The start of my sabbatical has given me a moment to reflect on my publications. But my CV only shows a list of neatly cataloged papers: title, authors, conference. Each one appearing no different from another. But how each paper ended up published is its own story, a story about people and opportunity.
Using notes from my research journal and conference records, I reassembled the "Behind the scenes" story for each of my full research papers: 15 papers as a student, and 15 papers after becoming a professor (excluding papers not led by my research group, as I feel it's not my place to tell those stories). This is as much a reflective exercise for myself than it is for an audience.
If you read this page in its entirety, it will take about 30 minutes. But you can skip any story, and it should still make sense. The first half are my student stories, and the second half are my professor stories, so you can even just read the half that's more interesting to you. This would probably be more enticing as a series of Tweets or a Substack newsletter, but I'd rather post it all at once.
I'd love to read the backstories of other peoples' publications too. So if you feel comfortable sharing, post yours and email me if you want it linked at the bottom of this page so we can start a collection. Anyways, here goes.
Bo was a friend who needed some programming help for an automated help generator as part of a research project, and off I went. What I thought would be a one week task turned into three rewrites of an application, two studies, and one long faculty mentorship. Neither of us could predict that Bo would graduate before the main study began, so he did not even become a co-author of a project he started (though in hindsight, I could have just put him as second author).
Because I was learning as I went, I made all the novice mistakes from study design to paper structure. It was a long 3.5 years between when I got that first message and when it was published, after my graduation. And the acceptance decision came only after eeking out a lucky coin-flip, as the initial metareview score was "3-Borderline".
But this paper was critical to getting me accepted to a Ph.D. program. Why do I think that? Well I was rejected by every Ph.D. program I applied to before this publication (but that's another story). So with this paper published, I left my job, squeezed my belongings into my car, and drove up the I-5 highway from California to Seattle.
It was rejected from SIGIR on my first try, and I was starting to worry the topic would become stale, especially with the controversy about the original dataset that led to AOL closing their research department. So I was relieved this wrapped up quickly, and it felt good to have a paper under my belt in my first year.
It puzzles me that this is my most cited full paper, but I think it's due to its topic rather than because of its contribution; though when I checked recently, a few citations are from people using the source code even 12 years later. I guess there's something to be said about the compound interest for citations.

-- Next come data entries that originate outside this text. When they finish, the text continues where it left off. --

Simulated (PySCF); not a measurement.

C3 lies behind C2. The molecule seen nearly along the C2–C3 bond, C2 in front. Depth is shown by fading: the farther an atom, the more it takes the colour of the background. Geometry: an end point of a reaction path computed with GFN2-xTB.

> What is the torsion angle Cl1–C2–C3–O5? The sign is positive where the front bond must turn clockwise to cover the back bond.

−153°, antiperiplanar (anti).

The gold standard for these internships was to do a paper from start to finish in the twelve weeks, and I was desperately trying to do paper-worthy work to prove myself. I carried out the analysis as best I could, however I struggled to do enough for a full paper by the end of the internship. Fortunately, Ryen finished up and expanded on it substantially after I left, so I'm grateful he didn't just give it up as unfinished.
To my complete surprise, this paper won the best paper award that year at SIGIR. Even after being nominated for the award, I felt it was so unlikely to win that I didn't attend the conference. In fact, at that time I thought my other related paper at that conference (the one below) was a better paper overall, but now I see that the best paper award committee probably felt that evaluation was a messier topic so wanted to reward that effort. This award boosted my confidence during my Ph.D. and opened some doors later, so I'm both lucky and thankful it happened.
We had a good time working out the math, mostly me asking questions while watching her think aloud on the whiteboards. I learned about different strategies for deriving proofs in a real setting, which were unlike problem sets, where you knew a proof existed and were roughly the right difficulty for you to do. During this summer, I was mathematically in my best shape, as I could follow along enough to write out the solution and check for errors, whereas today it would take a while to even familiarize myself with the equations in the paper.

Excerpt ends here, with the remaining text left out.